As I wrote last month, the California Gold Rush began in late January 1848 when James Marshall found gold on Johann Sutter’s land near what is now Sacramento, California. At the time, California was still owned by Mexico, though the U.S. Army controlled it, and the Treaty of Guadalupe Hidalgo was about to be signed, which would cede the land to the United States.
Johann Sutter wanted to cover all his bases. While he intended to focus on his lumbering and agricultural operations, he also wanted to be sure he had mineral rights to the land where the gold had been found before the news leaked out. In mid-February 1848, Sutter sent an emissary, Charles Bennett, to Monterey, where Colonel Richard Mason, the U.S. military governor of California, resided.
Charles Bennett had worked as a carpenter with James Marshall on Sutter’s Mill. He may have been present when the gold dust was first found at the mill site, and he claimed he was the first to see the glint of the precious metal.

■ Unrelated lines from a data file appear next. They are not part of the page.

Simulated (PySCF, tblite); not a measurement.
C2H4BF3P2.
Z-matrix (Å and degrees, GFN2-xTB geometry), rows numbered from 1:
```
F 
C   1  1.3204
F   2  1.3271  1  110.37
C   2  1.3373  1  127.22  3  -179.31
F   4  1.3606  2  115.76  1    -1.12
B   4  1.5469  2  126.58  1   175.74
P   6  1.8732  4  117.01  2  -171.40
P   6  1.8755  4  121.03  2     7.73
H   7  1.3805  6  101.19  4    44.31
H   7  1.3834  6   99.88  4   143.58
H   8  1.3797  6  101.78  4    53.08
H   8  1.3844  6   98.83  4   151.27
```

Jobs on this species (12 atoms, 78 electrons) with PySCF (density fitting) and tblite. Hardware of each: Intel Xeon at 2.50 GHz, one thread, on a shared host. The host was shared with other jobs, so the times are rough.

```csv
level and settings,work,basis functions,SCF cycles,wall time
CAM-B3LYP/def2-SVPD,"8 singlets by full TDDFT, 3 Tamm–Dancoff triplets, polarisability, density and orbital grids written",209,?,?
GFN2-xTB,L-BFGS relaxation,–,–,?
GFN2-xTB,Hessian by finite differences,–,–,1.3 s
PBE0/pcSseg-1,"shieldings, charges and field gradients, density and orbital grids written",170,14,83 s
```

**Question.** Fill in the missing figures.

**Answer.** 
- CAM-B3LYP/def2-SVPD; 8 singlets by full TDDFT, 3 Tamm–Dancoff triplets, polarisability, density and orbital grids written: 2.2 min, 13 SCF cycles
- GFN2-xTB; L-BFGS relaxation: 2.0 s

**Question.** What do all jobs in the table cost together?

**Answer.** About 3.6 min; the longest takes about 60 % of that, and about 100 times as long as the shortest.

Both Sutter and Marshall trusted Bennett, but it turned out he was the wrong man to keep a secret. Bennett told everyone he met along the way about the gold. Bennett stopped at a store in Benicia, about 100 miles from the gold find. The store was operated by Edward von Pfister and served as a hotel for travelers. Bennett showed the gold dust he was taking to Monterey to the other men present that evening, and many of the men in Benicia immediately left to search for gold around Sutter’s Mill.
Furthermore, Bennett’s attempt to secure the mineral rights for Sutter from Colonel Mason was unsuccessful. Because word of the treaty between Mexico and the United States still had not reached California, Colonel Mason told Bennett he couldn’t do anything for Sutter.
Later in 1848, after Colonel Mason toured the gold fields for himself, he sent a report to President Polk about the gold find. Polk’s mention of this report in his State of the Union address touched off the rush of the Forty-Niners to California.
But in the meantime, the Gold Rush was on in California. Other men in addition to those from Benicia were also prospecting near Sutter’s Mill. In early March 1848, Mormons working for Sutter on his mill discovered gold the rocks of a creek bed a few miles away from the mill. Later, this area became known Mormon Island. The Mormons told their news to a Mormon storekeeper, who sent the news to Samuel Brannan, a Mormon elder and newspaperman in San Francisco.
From that point, there was no way to keep the secret. In the 1840s, just as today, profitable commercial ventures cannot be kept quiet.
So by the time the news of the Treaty of Guadalupe Hidalgo did reach California in August 1848, the Gold Rush was well underway—at least among men already in California. It was too late for Sutter to keep his secret.
When have you tried to keep a secret to no avail?